Gregory was and remains the mystic of the Armenian church. Central to his mysticism is the belief in a cathartic process that ultimately would lead humankind to a reacquisition of divine similitude, or the likeness of God. The mysticism espoused by Gregory is a uniquely human undertaking whereby humanity tries to encounter God. To meet the Almighty, humanity must rid itself of transgressions. In order to encounter God, who transcends all being and all knowledge, it becomes necessary to renounce all sense gathered through the workings of reason. This apophatic approach to knowledge of God takes the form of negating all meaning in order to emphasize the absolute unknowability of God. According to Gregory, God is incomprehensible, invisible, ineffable, beyond totality, unspeakable, unobservable, without beginning, and without time.

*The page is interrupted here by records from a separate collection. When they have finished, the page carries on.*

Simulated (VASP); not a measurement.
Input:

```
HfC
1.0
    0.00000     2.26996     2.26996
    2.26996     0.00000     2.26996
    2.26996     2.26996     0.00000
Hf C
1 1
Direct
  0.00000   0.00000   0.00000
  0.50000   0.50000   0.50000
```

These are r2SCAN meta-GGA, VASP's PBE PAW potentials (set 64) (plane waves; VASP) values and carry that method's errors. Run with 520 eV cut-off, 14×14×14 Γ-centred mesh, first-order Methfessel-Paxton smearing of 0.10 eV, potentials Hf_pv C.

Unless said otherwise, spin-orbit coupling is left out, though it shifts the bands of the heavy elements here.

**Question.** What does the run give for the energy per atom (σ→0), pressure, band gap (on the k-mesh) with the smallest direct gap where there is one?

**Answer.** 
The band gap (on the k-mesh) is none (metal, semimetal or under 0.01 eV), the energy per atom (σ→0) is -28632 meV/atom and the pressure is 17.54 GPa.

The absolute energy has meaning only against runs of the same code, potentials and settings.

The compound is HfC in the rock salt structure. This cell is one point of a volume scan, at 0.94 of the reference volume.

Gregory, however, also embraced the cataphatic approach to God by stressing God's actions in history, which manifest God's love and concern for humankind. In the Commentary on the Song of Songs of Solomon, Gregory emphasizes the parallelism between the union of Yahveh with Israel and the marriage of the incarnate Logos with the church. As the Lord of compassion and mercy, the Christian God is distinctly a God of action, that is, a living God. Gregory began all his prayers by declaring, "from the depth of heart, a conversation with God."
Bibliography
Gregory's Odes and Discourses are available in the original classical Armenian in Tagher Yev Gantser, edited by Armine Kʿōshkerian (Yerevan, 1981). The Book of Lamentation can be obtained in classical Armenian as Matean Oghbergowtʾen (Jerusalem, 1964). This work is also available in a bilingual edition, with Russian translation by Naum Grebnev and interlinear translations by Levon Mkrtchian and Margarita Darbinian, as Madyan Voghbergoutian/Kniga skorbi (Yerevan, 1977). Parts of the Book of Lamentation are also available in English translation by Mischa Kudian as Lamentations of Narek: Mystic Soliloquies with God (London, 1977). See also the complete French translation by Isaac Kéchichian, Le livre de prières (Paris, 1961). Gregory's Commentary on the Song of Songs of Solomon is published as Meknoutyoun Yerg Yergots Soghomoni (Beirut, 1963). For further discussion of Gregory, see Malʾachia Ormanian's Azgapatowm, 3 vols. (1912–1927; reprint, Beirut, 1959–1961), a comprehensive study of the Armenian church as well as the politics of the Armenian nation. Of particular relevance to Gregory are paragraphs 790, 791, 793, 813, and 814.